On November 9th, I was privileged to have the opportunity to speak at the Rocky Mountain Internet User’s Group meeting, on weblogs and RSS. I’m including the minutes of the meeting since they should prove quite interesting reading.
“If the Internet is the medium of the Information Age,
then content is the matter. According to Netcraft
there are more than 55 million websites in existence.
Although there are no hard statistics, some estimate
that the number of web pages is well into the hundreds
of billions. Google, even with its incredible breadth
and reach, only catalogues four eight billion of those
pages. It’s amazing that we ever find anything!”
The following are the minutes from the 11/9/04 RMIUG
Meeting: “Content Management: Wrangling the Beast:”
Josh Zapin, Dan Murray, and Jeff Finkelstein
represented the RMIUG executive committee at the
meeting. About 50 people attended. Jeremy Kohler
recorded the minutes and Josh moderated, thanking the
RMIUG sponsors for their support.
INTRODUCTION
If the Internet is the medium of the Information Age,
then content is the matter. According to Netcraft
there are more than 55 million websites in existence.
Although there are no hard statistics, some estimate
that the number of web pages is well into the hundreds
of billions. Google, even with its incredible breadth
and reach, only catalogues four eight billion of those
pages. It’s amazing that we ever find anything!
Since the dawn of the Internet, many netizens have
wrestled with the challenge of making content more
digestible, manageable, and ultimately, usable.
Companies such as Vignette, Documentum, and of course
Microsoft, have spent millions inventing systems to
help organizations get a handle on their information.
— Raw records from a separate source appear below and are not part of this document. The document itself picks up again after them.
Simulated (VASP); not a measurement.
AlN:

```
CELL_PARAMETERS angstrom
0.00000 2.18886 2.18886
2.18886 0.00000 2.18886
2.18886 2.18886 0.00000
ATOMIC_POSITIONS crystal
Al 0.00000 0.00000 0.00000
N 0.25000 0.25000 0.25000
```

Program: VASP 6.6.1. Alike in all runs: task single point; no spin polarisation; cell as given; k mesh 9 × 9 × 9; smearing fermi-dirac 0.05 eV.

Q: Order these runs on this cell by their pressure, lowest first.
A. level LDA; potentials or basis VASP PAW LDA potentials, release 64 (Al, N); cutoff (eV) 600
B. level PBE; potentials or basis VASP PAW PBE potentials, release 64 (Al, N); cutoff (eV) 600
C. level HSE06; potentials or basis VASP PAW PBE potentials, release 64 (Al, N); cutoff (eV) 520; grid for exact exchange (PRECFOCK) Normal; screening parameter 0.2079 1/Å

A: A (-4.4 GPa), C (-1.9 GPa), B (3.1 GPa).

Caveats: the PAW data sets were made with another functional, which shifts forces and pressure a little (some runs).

According to IDC, worldwide enterprise content
management (ECM) will grow at a double-digit pace from
$2.7 billion in 2003 to $3.8 billion by 2007.
SPEAKERS
DAVE TAYLOR is the founder of Intuitive Systems, an executive management
and communications consultancy. He’s been involved
with the Internet for over 25 years, including a stint
as a research scientist at HP’s R&D Labs and another
as senior editor of Advanced Systems magazine. He’s
written 16 books including the best-selling Wicked
Cool Shell Scripts, Creating Cool Web Sites, and
Learning Unix for Mac OS X. He has extensive
experience as an entrepreneur, including having
founded four startups in the last ten years. Dave will
talk about RSS (Really Simple Syndication, a content
publishing “dialect” of XML) and weblog (or blog)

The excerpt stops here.